Yet the Saudis have never been truly held accountable for their open sponsorship of Wahhabist Islam - a major ideological basis for jihadists like Osama bin Laden and those who supported him, and who continue his "life's work", so to speak, in the forms of Al-Qaeda and ISIS and their many affiliates -, in no small part due to their extensive lobbying apparatus in Washington, London, and elsewhere in which they've essentially bought-off "our" representatives, resulting in high-level business and government friendships between the respective elites of the Western world and the Kingdom. Talk about conflicts of interest!
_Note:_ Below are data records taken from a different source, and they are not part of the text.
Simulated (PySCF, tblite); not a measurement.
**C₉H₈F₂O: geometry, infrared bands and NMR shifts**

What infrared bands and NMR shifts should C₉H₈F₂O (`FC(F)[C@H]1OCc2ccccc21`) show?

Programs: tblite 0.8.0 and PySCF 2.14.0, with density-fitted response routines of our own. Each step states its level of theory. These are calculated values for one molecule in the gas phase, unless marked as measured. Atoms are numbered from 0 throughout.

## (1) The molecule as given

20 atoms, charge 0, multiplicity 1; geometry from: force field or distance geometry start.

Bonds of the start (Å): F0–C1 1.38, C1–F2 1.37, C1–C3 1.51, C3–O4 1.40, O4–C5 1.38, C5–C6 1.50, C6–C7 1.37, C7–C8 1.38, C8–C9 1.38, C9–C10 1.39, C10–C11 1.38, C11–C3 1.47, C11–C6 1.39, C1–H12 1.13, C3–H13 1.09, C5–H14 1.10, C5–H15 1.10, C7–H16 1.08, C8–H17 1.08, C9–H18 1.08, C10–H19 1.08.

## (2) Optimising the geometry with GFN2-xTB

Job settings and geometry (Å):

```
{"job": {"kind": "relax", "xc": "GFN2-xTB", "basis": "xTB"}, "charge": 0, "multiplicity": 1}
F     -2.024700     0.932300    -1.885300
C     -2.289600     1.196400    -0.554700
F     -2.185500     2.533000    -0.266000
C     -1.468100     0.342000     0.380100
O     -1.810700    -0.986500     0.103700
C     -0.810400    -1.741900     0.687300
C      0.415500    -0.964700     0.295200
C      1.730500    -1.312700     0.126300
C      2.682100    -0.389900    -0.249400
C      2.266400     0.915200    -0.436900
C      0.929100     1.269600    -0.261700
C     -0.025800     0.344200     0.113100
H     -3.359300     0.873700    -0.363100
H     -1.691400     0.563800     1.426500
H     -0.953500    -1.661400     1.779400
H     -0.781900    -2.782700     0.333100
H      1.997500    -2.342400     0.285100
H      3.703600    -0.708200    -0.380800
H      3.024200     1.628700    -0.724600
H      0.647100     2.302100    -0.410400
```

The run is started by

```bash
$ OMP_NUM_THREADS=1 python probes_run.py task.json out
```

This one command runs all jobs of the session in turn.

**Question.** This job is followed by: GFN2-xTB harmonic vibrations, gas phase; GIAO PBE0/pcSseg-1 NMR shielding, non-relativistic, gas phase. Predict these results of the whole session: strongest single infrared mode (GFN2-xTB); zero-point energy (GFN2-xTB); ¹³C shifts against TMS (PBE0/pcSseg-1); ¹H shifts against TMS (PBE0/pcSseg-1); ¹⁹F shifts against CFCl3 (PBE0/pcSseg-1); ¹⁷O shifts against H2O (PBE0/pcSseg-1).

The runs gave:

If Saudi Arabia is in many ways the sugar daddy of the Salafi-Sunni jihadist (terrorist) groups and their fellow travelers in mosques and madrassas around the world, then the US, in turn, is the sugar daddy of Saudi Arabia. And while yes, those same terrorists are rebellious, violent stepchildren who seek to bring down the House of Saud for their blatant hypocrisy and double-dealing as they give to the terrorists with one hand and to the Western countries with the other, don't count on the corrupt, vicious, yet pathologically and structurally insecure House of Saud to be anything but a DE-stabilizing force in the Middle East. In this sense, supposed Boy-Prince Wonder Reformer Mohammed "Bone-Saw" Bin Salman ("MBS") has merely accelerated the destabilization in what is both a cynical power grab and a sincere attempt to save Saudi Arabia from itself - which to the House of Saud, means preserving THEIR rule in perpetuity. I'm not convinced it will work.
My point being: If Saudi Arabia can't or won't be held accountable for 9/11, what makes anyone think that they'll be held accountable for murdering Jamal Khashoggi, destroying Yemen, blockading Qatar, or "disappearing" countless Saudi dissidents? Presidents of both major parties from FDR onward have steadfastly stood by the Kingdom and stood by as the Kingdom has recklessly sponsored terrorism, tortured and murdered dissidents, all but enslaved women and their mostly foreign labor force, murdered LGBT folks, helped radicalize and destabilize the Islamic world, and acted as a poster child for a hopelessly corrupt, hypocritical, and backward absolute monarchy. And in doing so, the US-Saudi alliance is a poster child for the insanity of US foreign policy.
The reality is this. Saudi Arabia has the forth largest military budget in the world. They buy most of their arms from the USA. I guess a lot of sin can be forgiven when the money keeps rolling in. In my mind, this is a travesty of the current and last two Presidential Administrations.
The reality is this. Saudi Arabia has the forth largest military budget in the world. They buy most of their arms from the USA. I guess a lot of sin can be forgiven when the money keeps rolling in. In my mind, this is a travesty of the current and last two Presidential Administrations.
Agreed, but as I said...it goes back to FDR. Though in regard to 9/11 specifically, yes, it's George Bush the Younger, Obama, and now Trump who have been derelict in their duty here...
Also, for the Trump supporters (or Obama supporters, conversely) who object to what I said: it's not about the party or the individual President. It's much more systemic - the "Saudi problem" goes way beyond whoever the President happens to be at any given time. As does a lot of bad US policy, both foreign and domestic, unfortunately...
Both Trump and Obama are, in more ways than either side would care to admit, continuations of what has been happening for many decades...
Yes, but as I said...Trump is FAR from alone on that score.